Marc's Blog

About Me

My name is Marc Brooker. I like to build things that work, and do cool stuff. I like building big things. I also dabble in machining, welding, cooking, and skiing.

I am an engineer at Amazon Web Services (AWS) in Seattle, where I work on agentic AI, especially safety and policy for agentic AI. Before that, I worked on EC2, EBS, databases, serverless, and serverless databases.
All opinions are my own.

Links

My Publications and Videos
@marcbrooker on Mastodon @MarcJBrooker on Twitter

Is this blog written by AI?

Surprising Economics of Load-Balanced Systems

The M/M/c model may not behave like you expect.
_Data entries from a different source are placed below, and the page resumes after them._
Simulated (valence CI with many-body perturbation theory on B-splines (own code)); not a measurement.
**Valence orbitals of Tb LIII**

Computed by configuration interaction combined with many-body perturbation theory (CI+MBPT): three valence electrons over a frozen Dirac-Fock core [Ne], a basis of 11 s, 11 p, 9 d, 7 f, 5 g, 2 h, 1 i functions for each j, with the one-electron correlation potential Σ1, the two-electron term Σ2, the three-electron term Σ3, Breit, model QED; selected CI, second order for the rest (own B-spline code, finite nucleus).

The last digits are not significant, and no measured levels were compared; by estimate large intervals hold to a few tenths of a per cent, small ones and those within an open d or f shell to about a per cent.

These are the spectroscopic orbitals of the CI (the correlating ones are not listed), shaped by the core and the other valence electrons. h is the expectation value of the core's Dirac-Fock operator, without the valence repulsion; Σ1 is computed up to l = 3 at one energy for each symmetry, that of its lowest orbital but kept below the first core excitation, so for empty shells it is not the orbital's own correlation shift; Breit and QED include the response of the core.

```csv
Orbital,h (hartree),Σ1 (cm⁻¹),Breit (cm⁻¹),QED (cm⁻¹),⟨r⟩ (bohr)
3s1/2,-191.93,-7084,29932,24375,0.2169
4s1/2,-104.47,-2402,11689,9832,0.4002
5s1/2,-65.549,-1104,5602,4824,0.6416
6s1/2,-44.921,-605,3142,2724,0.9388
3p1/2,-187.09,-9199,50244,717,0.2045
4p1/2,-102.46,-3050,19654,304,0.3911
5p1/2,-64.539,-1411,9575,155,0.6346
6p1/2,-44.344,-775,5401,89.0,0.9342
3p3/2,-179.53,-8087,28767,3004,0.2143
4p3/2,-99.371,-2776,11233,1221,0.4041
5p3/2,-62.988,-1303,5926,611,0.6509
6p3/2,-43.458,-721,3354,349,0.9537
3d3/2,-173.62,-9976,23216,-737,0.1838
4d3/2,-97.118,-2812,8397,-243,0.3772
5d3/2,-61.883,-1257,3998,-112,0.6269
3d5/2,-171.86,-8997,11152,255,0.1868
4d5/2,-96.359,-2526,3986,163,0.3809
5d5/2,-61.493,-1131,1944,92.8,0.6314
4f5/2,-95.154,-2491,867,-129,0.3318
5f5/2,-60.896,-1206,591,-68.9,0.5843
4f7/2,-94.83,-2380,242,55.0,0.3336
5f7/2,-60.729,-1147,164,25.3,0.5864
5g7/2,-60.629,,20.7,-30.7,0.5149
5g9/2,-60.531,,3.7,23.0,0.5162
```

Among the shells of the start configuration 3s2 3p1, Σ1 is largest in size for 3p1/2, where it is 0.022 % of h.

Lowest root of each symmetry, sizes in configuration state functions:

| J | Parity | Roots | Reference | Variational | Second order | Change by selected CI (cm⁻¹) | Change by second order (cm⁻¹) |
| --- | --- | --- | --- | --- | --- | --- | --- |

I have a system with c servers, each of which can only handle a single concurrent request, and has no internal queuing. The servers sit behind a load balancer, which contains an infinite queue. An unlimited number of clients offer c * 0.8 requests per second to the load balancer on average. In other words, we increase the offered load linearly with c to keep the per-server load constant. Once a request arrives at a server, it takes one second to process, on average. How does the client-observed mean request time vary with c?

Option A is that the mean latency decreases quickly, asymptotically approaching one second as c increases (in other words, the time spent in queue approaches zero). Option B is constant. Option C is a linear improvement, and D is a linear degradation in latency. Which curve do you, intuitively, think that the latency will follow?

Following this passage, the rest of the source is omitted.